MATIC's strength has been a positive highlight of the May price correction, despite the plunge of 75%. The extraordinary rebound of 230% from the correction low on May 23 combined with the negative correlation with Bitcoin and clarified price structure has positioned Polygon Matic in an advantageous position to tackle new highs in the coming weeks.
Until the May 19 collective collapse in the cryptocurrency market, Polygon MATIC price had engineered a tremendous rally of 500% following the decisive breakout from a multi-week consolidation on April 26. The breakout was accompanied by a substantial price surge in volume and generated the most overbought readings on the daily RSI since February.
Like other digital assets, the May 19-23 stretch shattered Polygon MATIC price strength, taking it down 75% before identifying support at the tactically important 50-day simple moving average at $0.791 but remained above the 2021 rising trend line level at $0.645.

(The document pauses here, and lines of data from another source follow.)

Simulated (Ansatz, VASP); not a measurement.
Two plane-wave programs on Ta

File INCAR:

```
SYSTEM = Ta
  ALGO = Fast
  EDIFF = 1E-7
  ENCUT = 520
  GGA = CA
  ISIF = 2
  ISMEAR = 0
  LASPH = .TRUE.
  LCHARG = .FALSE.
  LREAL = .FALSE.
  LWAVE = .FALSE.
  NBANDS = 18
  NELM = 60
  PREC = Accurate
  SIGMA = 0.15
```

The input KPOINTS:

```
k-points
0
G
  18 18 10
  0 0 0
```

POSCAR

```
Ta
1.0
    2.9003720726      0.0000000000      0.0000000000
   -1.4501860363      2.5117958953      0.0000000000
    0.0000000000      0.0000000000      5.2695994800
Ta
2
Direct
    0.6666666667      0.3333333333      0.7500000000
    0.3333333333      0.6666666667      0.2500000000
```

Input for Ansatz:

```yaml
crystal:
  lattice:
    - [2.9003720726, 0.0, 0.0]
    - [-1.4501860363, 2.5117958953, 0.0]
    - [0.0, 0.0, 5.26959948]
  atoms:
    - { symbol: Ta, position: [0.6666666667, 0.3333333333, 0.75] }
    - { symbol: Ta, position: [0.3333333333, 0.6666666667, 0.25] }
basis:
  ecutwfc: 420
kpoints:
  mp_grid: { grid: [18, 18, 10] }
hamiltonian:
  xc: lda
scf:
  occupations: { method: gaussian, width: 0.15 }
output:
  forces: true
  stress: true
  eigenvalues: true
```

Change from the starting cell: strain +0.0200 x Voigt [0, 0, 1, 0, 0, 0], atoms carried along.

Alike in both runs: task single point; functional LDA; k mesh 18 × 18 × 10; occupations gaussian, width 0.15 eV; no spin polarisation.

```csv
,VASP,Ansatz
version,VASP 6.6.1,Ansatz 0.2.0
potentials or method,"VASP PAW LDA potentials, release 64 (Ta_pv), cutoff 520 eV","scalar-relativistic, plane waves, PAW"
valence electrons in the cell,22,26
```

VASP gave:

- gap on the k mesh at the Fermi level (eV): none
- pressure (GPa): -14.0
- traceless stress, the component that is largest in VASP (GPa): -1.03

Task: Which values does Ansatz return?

As leading cryptocurrencies should do, MATIC's price rebounded 230% from the May 23 low, quickly establishing the technical foundation for the currently developing cup-with-handle pattern base. The base evolution has been consistent with success. The right side of the cup pattern is flashing above-average volume, with the handle primarily forming in the upper half of the base level on an increasingly lighter volume. The lighter Polygon Matic volume indicates that weak holders have been evacuated from the token, raising the probability of a sustainable breakout.
The base has a trigger price of $2.48, the high of the handle pattern, so investors need to let the handle complete its formation. Due to the cup’s compressed side, the handle has been extended a bit longer to release the Matic price compression, but the price should be close to a breakout attempt.
The measured move target of the Polygon Matic cup-with-handle base is $8.20, producing a 230% gain from the handle high for investors.
On the path to the measured move target is the substantive resistance level at the intersection of the 161.8% Fibonacci extension of the May price correction at $4.21 with the topside trendline from the March high through the May high at a price of $4.30, returning a gain of 65% from the handle high.
Additional Polygon resistance levels preceding the measured move target need to be calculated once the resistance level listed above has been surmounted.
Keen Polygon Matic investors must be informed of the critical support levels, particularly as the base continues to shape. Key to the bullish narrative is the low of the handle at a price of $1.51. A close below the price would expose Plygon MATIC price to a decline to the 50-day SMA, currently at a price of $1.12. It would be a loss that cripples projections for new highs in the next few months.
Placing relative strength at or near the top of any investment selection process is a valuable step in securing outsized returns following sizeable market price corrections. One of the ways to gauge it in the cryptocurrency market is to examine the correlation with Bitcoin BTC. A high correlation leaves it to BTC’s sphere of influence, good or bad, and a negative correlation can signify relative strength.
With the outlook for Bitcoin BTC somewhat cloudy due to regulatory concerns and significant technical resistance on the charts, it is compelling to see that Polygon Matic has a negative correlation with BTC. Currently, it has a reading of -.78, the lowest since July 2019.
It highlights the strength of Polygon Matic over the last month and suggests that the short-term instabilities in Bitcoin BTC will not jeopardize the ongoing base construction.